Big picture, 2020 hasn’t been a great year. But in the world of space exploration, at least, it’s been pretty good!

I mean, humanity has sent missions to explore the Moon, Mars, and the Sun this year. We snatched a piece of one asteroid and will be returning samples of another. But of course, there are always discoveries that are more — bigger, faster, or just plain cooler.

Including, in 2020, these three. First, we have to go waaay back to January. And also, to the beginning of the universe.

For the 700 million years or so after the Big Bang, the universe was basically nothing but a fog of hydrogen gas. And all that gas meant even light couldn’t freely travel around. But!

We also know the first stars and galaxies were gradually beginning to form during this time. And back in January, researchers announced the discovery of another key step in this saga: the oldest known galaxy cluster. Called EGS77, its light has taken so long to reach us that we’re seeing it as it appeared just 680 million years after the Big Bang.

It consists of three galaxies, each separated by around two million light-years. That makes them even closer than the Milky Way and our neighboring galaxy, Andromeda. The cluster’s existence gives us a better sense of how the universe grew in complexity in those early days.

But what’s more,. EGS77 seems to have played an active role in the end of the cosmic dark ages. At the time, it looks like its stars were shining brightly with light in the far-ultraviolet part of the spectrum.

And far-ultraviolet light was responsible for breaking up the fog of hydrogen covering the universe, in a process called ionization. With hydrogen broken up, light could travel freely in the cosmos, ushering in the universe we see today. And eventually, more than 13 billion years later, some of that light reached Earth and revealed all this to us.

Next, in other over-the-top discoveries, there’s a star called S4714. Astronomers described it in a paper published in August. It lives at the center of the Milky Way, and was spotted going ludicrously fast.

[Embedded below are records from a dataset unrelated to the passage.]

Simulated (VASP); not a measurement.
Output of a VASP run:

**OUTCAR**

Like, more than 85 million kilometers per hour at its fastest. That is 8% the speed of light. An object traveling that fast could leave Earth on Monday and arrive at Pluto by Wednesday night.

This star gets all its speed by traveling within spitting distance of the Milky Way’s supermassive black hole, called Sagittarius A*. At its closest, it gets within 1.9 billion kilometers of the black hole — which sounds like a lot to us, but is still extremely close. Sagittarius A* has a mass around four million times greater than the Sun, and all that mass means it creates a whole lot of gravity.

And all that gravity accelerates S7414 to its incredible speed. It’s more than just a curiosity, though. That close to our supermassive black hole, the star directly experiences the mind-bending effects described by Einstein’s general theory of relativity — like, frame dragging.

As the black hole spins, its intense gravity doesn’t just warp space: it actually twists it like a whirlpool. And as the star travels through this shifting fabric, its orbit is constantly being affected. So by studying its orbit, astronomers should be able to better understand the subtle ways those effects can manifest.

That is, if they can catch a glimpse of this speedster blazing through the sky. Finally, let’s talk size. Astronomers are always looking to take better pictures and, in September, a team of researchers announced a groundbreaking new result.

They had captured the highest-ever resolution in a single image: 3200 megapixels. That’s around 30 to 60 times higher than what you’ll find in even amazing consumer cameras. And their target?

A leafy hunk of broccoli. You heard me right: 2020 saw a major breakthrough in astronomy’s long-sought broccoli-based imaging system. But, seriously, this vegetable pic was proof that we are on the doorstep of the next major advance in astronomy.

See, the camera that took this gigapixel image won’t be shooting salads forever. That picture was just for a test to see how the camera would do with broccoli’s super-detailed surface. Soon, the camera will be installed in the brand-new Vera C.

Rubin Observatory in Chile, which is scheduled to go live in 2021. Once operational, each photograph it takes will cover an area equal to 40 full Moons on the night sky. At that size, it will be able to image the entire night sky every three days — and all the images will have that super-high resolution.

You can think of the Rubin Observatory as basically instant replay for the universe. Pick any patch of sky the telescope can see, and scientists will be able to look up a picture of it from within the last three days. That will allow us to study all kinds of events, including things like recent supernovas.

To make these outrageous pictures happen, everything about the camera is supersized. The detector—the part that actually collects the photons of light— is 64 centimeters in diameter. And with its lens attached, the whole thing will be around the size of an SUV.

That enormous size, coupled to the observatory’s 8.4-meter telescope, will result in astonishing detail — a system so sensitive that it could pick up the light from a single candle from thousands of kilometers away. And at the same time, 3.2 gigapixels of resolution means that it will capture enough detail to spot somethin g the size of a golf ball from more than 24 kilometers away. Astronomers hope that all that photography prowess will help the Rubin Observatory reveal the dynamic nature of a universe that so often can seem like it’s frozen in time.

That’s what astronomy is all about, really. So here’s to another year of incredible discoveries that help us understand our place in this vast, awe-inspiring universe just a little bit better. Thanks for watching this episode of SciShow Space!

We’re excited to keep bringing you more stories like these in 2021, and if you want to keep up with our latest episodes, you can hit subscribe — either below, or at youtube.com/scishowspace. [ outro ].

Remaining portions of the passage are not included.